Cerberus Capital Management, the New York-based firm, has agreed to buy a loan portfolio from Ireland’s National Asset Management Agency (NAMA) with a book value of £4.5 billion amid ‘fierce’ competition generally for such assets in Europe.
The deal struck represents the largest single transaction agreed by NAMA since the organisation was set up in December 2009 to clear up Ireland’s financial institutions with their over-exposure to property assets.
In a statement today NAMA said its advisor, Lazard, had recommended the sale of the portfolio – code named Project Eagle – be made to Cerberus. It added that the package of loans was owned by Northern Ireland-based debtors and secured by assets in Northern Ireland, the Republic of Ireland, the UK, and other European locations.

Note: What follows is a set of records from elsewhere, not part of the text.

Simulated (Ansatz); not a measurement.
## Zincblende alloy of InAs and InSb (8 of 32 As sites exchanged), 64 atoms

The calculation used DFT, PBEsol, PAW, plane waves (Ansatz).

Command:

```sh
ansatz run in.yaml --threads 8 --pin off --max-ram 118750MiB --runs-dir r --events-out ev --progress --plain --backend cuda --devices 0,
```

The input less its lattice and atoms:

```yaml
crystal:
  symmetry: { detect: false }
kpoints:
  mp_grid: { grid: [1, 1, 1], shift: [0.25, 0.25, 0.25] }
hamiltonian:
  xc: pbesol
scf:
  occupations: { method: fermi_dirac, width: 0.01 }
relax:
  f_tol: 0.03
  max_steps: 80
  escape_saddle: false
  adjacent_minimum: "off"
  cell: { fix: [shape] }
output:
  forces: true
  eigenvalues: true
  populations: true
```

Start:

It also said the sale had taken place against a backdrop of competition coming from bidders in Europe and the US. Financial details were not revealed, but it has been reported that Cerberus has paid more than £1 billion (€1.2 billion; $1.65 billion) for the NAMA loan book. The portfolio stretches to 850 properties and it is said California-based Pacific Investment Management Company (PIMCO) initiated the sale by making an approach a few weeks ago.
NAMA chairman, Frank Daly, and chief executive officer, Brendan McDonagh, said in a statement today that the transaction represented “a significant achievement”. They said: “It is NAMA’s biggest single transaction to date and we are satisfied that the sales process will deliver the best possible result for the Irish taxpayer. NAMA management of this portfolio has been measured and supportive taking into consideration the particular circumstances in the Northern Ireland economy. We are assured by Cerberus that they will adopt a similar approach.”
John Snow, chairman of Cerberus, called it a “mutually beneficial transaction”. “This investment, and the underlying assets in Ireland and other European markets, will be an important foundation for our overall European strategy.”
News of the transaction follows an interview with Lee Millstein, senior managing director at Cerberus, in December, when he said the firm’s European deal pipeline was at its strongest point in the cycle since the onset of the Global Financial Crisis in 2008. He told PERE: “Clearly, we think the biggest opportunity is the deleveraging and cleaning up of the European banks. It is not just the NPLs on bank balance sheets – €1.2 trillion and growing – but also huge amounts of real estate and companies that they have taken back through some kind of administration or foreclosure process.”
Today’s announcement by NAMA follows close on the heels of the winding up of almost €20 billion worth of loan sales by Irish Bank Resolution Corporation (IBRC), which was created in 2011 to handle the assets of Anglo Irish Bank and Irish Nationwide Building Society. KPMG, the Special Liquidators of the IBRC, said more than 90 percent of the loan book with a €20 billion par value had been sold to private equity and institutional investors, including Lone Star, CarVal Investors, Goldman Sachs, Deutsche Bank, Oaktree Capital Management, Sankaty and Apollo Global Management.
Andrew Jenke, portfolio solutions group partner at KPMG, who advised on the loan book disposal process, said: “The sale of almost €20 billion of commercial real estate and residential mortgage loans is an important and powerful signal to the market. Since 2008, there has been a persistent view that there simply wasn’t the liquidity to pull off deals of this scale. However, we have found in the last five months that there has been more than ample appetite amongst private equity and institutional investors for large loan portfolios.”
He added: “While the five IBRC loan portfolio disposals, which ran concurrently, equate to half of the entire live commercial real estate loan sales market, the competition for the assets was fierce. As the European banking industry looks to the Asset Quality Review and considers the possible ramification that some banks may fail, the IBRC loan disposals show that an effective wind down can be achieved in the loan portfolio disposal market at the moment.”
“Overall, the process has shown that a committed and well organised seller can capture market attention and capitalise on the strong level of demand from buyers and funders for non-core bank assets, across Ireland, the UK and Europe. The European banking industry will be taking note.”
Jonathan Hunt, associate director in KPMG’s portfolio solutions group, who managed the five loan sales processes, added: “The sales process showed us that key purchasers and their financiers are awash with liquidity and that there are very few similar opportunities for buyers to deploy capital at this multi-billion Euro scale. We have also seen a notable increase in third party loan on loan financing from investment banks, at increasingly favourable terms, driving buyers’ pricing in the Irish and UK markets. Accordingly, investors are looking to capitalise on a wave of loan portfolio sales over the next two years in Ireland as both state owned and non-state owned financial institutions clear their balance sheets of non-core and non-performing loans.”